That means in the winter you will be spending a lot of time in the van, so when it’s time to get out of the van stiff joins might make it challenging.

So I wanted a way to solve that problem. In addition, I spend more hours than I can count on the computer writing code and doing software engineering stuff.

While trying to solve stiffness with my shoulder and neck doing exercises I decided to googled around looking for information about muscle relaxers and came across several articles on recommending muscle stimulation instead of ingesting pills. After careful reviews, watching videos and so on, I bought this one for $48.99 on Amazon and thought I’d share it with you.

It really works and helps with stiffness, gets the blood flowing around my neck and shoulders.

I’m not into selling things, but some people always ask for links and I decided to put them here to be helpful. I am a Amazon Affiliate, suggested to me by one Van Lifer. So here it is.

It’s rechargeable, and according to the reviews the battery lasts a long time.

Why I hate inverters

Most electrical systems in builds are build with a house in front of mind.

The light fixtures, refrigeration, stove, all of the outlets are Alternating Current (110 AC).

A van is native to 12 volts DC (Direct Current) which is different from household current which is either rated at 110/120 AC (Alternating Current) and for your stove or hot water heater 220/240 volt AC.

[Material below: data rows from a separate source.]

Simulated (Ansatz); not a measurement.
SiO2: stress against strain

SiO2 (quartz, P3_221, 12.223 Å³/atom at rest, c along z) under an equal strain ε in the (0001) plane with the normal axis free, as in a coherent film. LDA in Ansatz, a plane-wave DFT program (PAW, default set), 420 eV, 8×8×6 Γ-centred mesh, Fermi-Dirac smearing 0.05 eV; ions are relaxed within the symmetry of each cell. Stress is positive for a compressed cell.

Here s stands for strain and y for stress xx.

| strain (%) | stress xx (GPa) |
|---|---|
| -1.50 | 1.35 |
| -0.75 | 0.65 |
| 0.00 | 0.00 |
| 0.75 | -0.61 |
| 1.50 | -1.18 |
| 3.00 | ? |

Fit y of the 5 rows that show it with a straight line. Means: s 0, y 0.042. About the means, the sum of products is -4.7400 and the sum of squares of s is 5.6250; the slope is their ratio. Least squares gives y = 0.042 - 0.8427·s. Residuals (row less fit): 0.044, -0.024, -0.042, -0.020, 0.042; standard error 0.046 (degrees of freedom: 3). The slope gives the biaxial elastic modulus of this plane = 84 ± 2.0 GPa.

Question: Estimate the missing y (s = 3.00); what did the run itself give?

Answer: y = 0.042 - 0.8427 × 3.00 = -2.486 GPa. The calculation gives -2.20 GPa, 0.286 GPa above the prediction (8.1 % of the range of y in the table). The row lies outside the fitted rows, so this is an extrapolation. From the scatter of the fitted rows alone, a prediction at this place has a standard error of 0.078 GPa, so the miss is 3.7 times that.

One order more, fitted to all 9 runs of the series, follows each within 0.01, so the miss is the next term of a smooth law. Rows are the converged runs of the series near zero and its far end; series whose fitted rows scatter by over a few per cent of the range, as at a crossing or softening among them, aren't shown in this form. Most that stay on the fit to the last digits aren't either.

  • The batteries are 12 volt DC
  • The solar panels are 12 volt DC
  • Your van is 12 volt DC

You cannot run household appliances in a van without a method to convert 110/120 AC to 12 DC.

In need of an interpreter

If a household refrigerator plug could talk, it would probably yell to your van, does anyone speak AC? That’s when your inverter answers, I do.

The inverter is a translator. Because the van speaks a different language the inverter serves as a mediator or interpreter between your household appliances and your van.

The translation process takes lots of energy as it translates from one voltage to another. More power is lost when the device is turned on, and less as it is running; but there was power loss during the conversion. Your battery was drained quickly and then slowed. That lowered your available power for the rest of your van.

One for the wise

Your van is native to 12 volts so why not use, buy or whatever 12 volt devices. You may already have 12 volt devices sitting around your house you didn’t know could work in your van.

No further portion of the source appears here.